The idea of measuring intelligence by measuring heads seemed ridiculous... I was on the point of abandoning this work, and I didn’t want to publish a single line of it. - Alfred Binet, creator of the IQ test

The development of the IQ test itself has a rather interesting story2. In 1898, French psychologist Alfred Binet, the father of the Intelligence Quotient (IQ) test, was convinced that Crainiometry was the best way to measure intelligence. At the time, he wrote “the relationship between the intelligence of subjects and the volume of their head… is very real. We conclude that the preceding proposition must be considered as incontestable.” However, as he began pursuing his own research, Binet began to doubt the validity of Crainiometry. Even more damning, he began to question the ability of any researcher to perform “objective” research at all. After performing a study of his own bias, Binet concluded, “suggestibility… works less on an act of which we have full consciousness, than on a half-conscious act and this is precisely its danger.” In the case of Crainiometry, he believed that previous research, including his own, had been inhibited by experimental bias, often against the poor. Discouraged, Binet wrote in 1900, “The idea of measuring intelligence by measuring heads seemed ridiculous… I was on the point of abandoning this work, and I didn’t want to publish a single line of it.”

A few years later, Binet’ had his big break. In 1904 when he was commissioned by the minister of public education to develop a series of techniques to identify children who did not succeed in a normal classroom setting and required special education. Unlike previous tests to identify this caliber of student that relied on physical measurement, Binet had his subjects perform a broad array of short tasks. Instead of focusing on learned skills, he chose to test different abilities and assign each child a single score. The test was a success, and Binet eventually published three versions of the test before his death in 1911.
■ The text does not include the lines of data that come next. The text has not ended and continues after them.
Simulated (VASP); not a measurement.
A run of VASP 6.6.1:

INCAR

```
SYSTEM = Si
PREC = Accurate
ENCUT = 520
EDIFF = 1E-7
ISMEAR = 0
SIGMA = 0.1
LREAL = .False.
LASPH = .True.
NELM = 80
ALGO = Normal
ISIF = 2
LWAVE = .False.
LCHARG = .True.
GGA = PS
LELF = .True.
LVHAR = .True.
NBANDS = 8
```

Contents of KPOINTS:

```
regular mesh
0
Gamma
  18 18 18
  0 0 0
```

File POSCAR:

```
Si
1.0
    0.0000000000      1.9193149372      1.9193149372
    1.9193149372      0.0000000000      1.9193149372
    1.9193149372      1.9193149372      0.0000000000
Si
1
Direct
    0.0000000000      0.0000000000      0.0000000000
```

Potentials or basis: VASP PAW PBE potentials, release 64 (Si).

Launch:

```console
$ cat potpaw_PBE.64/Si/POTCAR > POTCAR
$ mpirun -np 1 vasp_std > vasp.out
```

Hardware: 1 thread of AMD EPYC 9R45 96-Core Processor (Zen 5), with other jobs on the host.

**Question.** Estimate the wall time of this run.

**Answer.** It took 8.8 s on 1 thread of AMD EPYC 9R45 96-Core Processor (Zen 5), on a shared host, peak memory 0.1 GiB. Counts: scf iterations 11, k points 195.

The 1908 version assigned an age level to each task, defined as the youngest age at which a child of normal intelligence should be able to complete the task successfully. The age associated with the most difficult tasks she could perform was her mental age, and her intellectual level was calculated by subtracting this mental age from her true age. German psychologist W. Stern argued that mental age should be divided, not subtracted from chronological age, and thus the Intelligence Quotient (IQ) score was formed.

We are of the opinion that the most valuable use of this test will not be its application to the normal pupils, but rather to those of inferior grades of intelligence.

Binet believed that intelligence is a value too complex to be defined by a single number. As far as he was concerned, his test should have only been used as a practical tool to help identify students who deserved additional help in school. Thomas Jefferson once mused about persons with low intelligence that “whatever be their degree of talents, it is no measure of their rights.” Following from this line of thinking, Binet’s test was intended to increase the equity of education, rather than as a tool for division. He was of the opinion that “the most valuable use of [his IQ test] will not be its application to the normal pupils, but rather to those of inferior grades of intelligence.” Binet insisted that the scores of his test be used as a practical assessment device, and should not be used to develop any concept of a person’s intellect.

Alas, Binet’s intelligence test was quickly exploited and re-formatted, and is still used today as a method to define a person’s overall intelligence. Standardized testing has become a divisive measure in school systems across the country, operating under a reverse paradigm from Binet and Thomas Jefferson’s goals: school systems with higher scores are rewarded with more money. Thus, the schools with inadequate resources to adequately prepare students for standardized tests are stigmatized, and the students suffer.

Recent evidence continues to confirm the inadequacy of intelligence testing as a proxy for anything that is relevant in the real world. For example, a SciAm Mind article published last year reported that a woman who thinks that women as a group are believed to do worse then men in math will tend to perform worse on math tests as a result. Other experiments have indicated that during math testing, skilled mathematicians “choke” under pressure performing problems that, under other circumstances, they solve easily.

What can we learn from this? Mostly, to be wary of studies that seem to make strong causal claims about “intelligence.” The birth-order SciAm article ends with a strange call for support while admitting the spinelessness of his claims:

It’s fine for scientists to say “more study is needed,” but we must find love, gain self-knowledge and parent children now. In that sense, a great deal about who we are and how we think can be learned reading those shelves of birth order-related self-help books, even if the actual content is not yet—or will never be—experimentally confirmed.

I’m a huge supporter of saving the journalism industry. But if Scientific American Mind continues to publish openly irreverent cush pieces of this type, perhaps it will help us decide which magazines are not worth our attention in the salvation effort.



Footnotes

  1. Quote from John Stuart Mill. Analysis of the phenomena of the human mind (1829), page 5
  2. Information about the history of the IQ test is primarily from Gould’s The Mismeasure of Man unless otherwise credited.